EQEmulator Forums

EQEmulator Forums (https://www.eqemulator.org/forums/index.php)
-   Archive::Development (https://www.eqemulator.org/forums/forumdisplay.php?f=621)
-   -   Speed optimizations? (https://www.eqemulator.org/forums/showthread.php?t=11504)

Windcatcher 01-22-2004 05:09 PM

Speed optimizations?
 
I saw it said on GW2 that server lag was mainly due to CPU load rather than too small a network pipe, so I spent some time looking at the server code to look for places to speed up the code. Without a profiler it's really hard to tell where the problem is, so I decided to simply poke around. My understanding is that there's a thread for each client that's connected to a zone server, and one or more threads that handle communication to and from the socket port.

I could be way off base, but one thing that really bothered me was all the memory allocations and deallocations. Though I had a real hard time finding a way to avoid this, one possibility might be in the EQNetworkPacket class. It seems that the data area is allocated to match the amount of bytes to be sent, but I'm wondering if it might be better to define it as a static array of 512 bytes (the maximum) instead. It sacrifices some memory, but that way the data area will be allocated along with the class and maybe it will save some time.

Another possibility (though you probably won't like this one) would be to make APPLAYER a struct instead of a class and preallocate the data area at the same time as the struct. You'd have to change all of its methods to procedures, but it would knock out half of the memory allocations and deallocations...

WC

Merth 01-25-2004 03:03 PM

Optimizing stuff like this is fun. If I were a betting man, I'd put money on the line-of-sight calculations as the guilty party for large CPU loads. That area could probably use optimization, but ultimately there comes a point where the code can't be optimized further and the load should be handled by > 1 server.

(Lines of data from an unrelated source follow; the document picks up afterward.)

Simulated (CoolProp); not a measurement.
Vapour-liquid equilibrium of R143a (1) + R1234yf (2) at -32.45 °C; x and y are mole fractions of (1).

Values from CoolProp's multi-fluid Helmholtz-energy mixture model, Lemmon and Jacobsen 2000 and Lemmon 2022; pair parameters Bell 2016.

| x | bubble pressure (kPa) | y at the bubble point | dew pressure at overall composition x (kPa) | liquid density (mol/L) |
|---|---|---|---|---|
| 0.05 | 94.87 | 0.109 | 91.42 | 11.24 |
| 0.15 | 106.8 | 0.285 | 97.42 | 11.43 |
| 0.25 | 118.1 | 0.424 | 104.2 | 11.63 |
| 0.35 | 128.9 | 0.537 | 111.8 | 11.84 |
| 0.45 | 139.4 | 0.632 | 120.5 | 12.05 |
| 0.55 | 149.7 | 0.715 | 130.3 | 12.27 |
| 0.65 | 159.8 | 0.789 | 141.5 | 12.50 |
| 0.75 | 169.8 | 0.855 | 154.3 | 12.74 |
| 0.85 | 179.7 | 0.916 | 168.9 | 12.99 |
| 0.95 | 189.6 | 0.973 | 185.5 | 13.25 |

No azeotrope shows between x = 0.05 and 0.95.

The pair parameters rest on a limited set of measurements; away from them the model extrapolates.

Maybe the people who run guildwars can set up a profiler of some sort to determine what causes the load. The quickest and easiest profiling is to see which thread is getting the most attention. There's only a limited number of threads in the app, and all of the line-of-sight calcs are done on one thread.

For APPLAYER in particular, my guess would be to make the object smarter and bear the memory alloc. Most instances of the object end up being copied several times before making it to the network pipe. Doodman had a good idea along these lines a while back, maybe he could share it here :)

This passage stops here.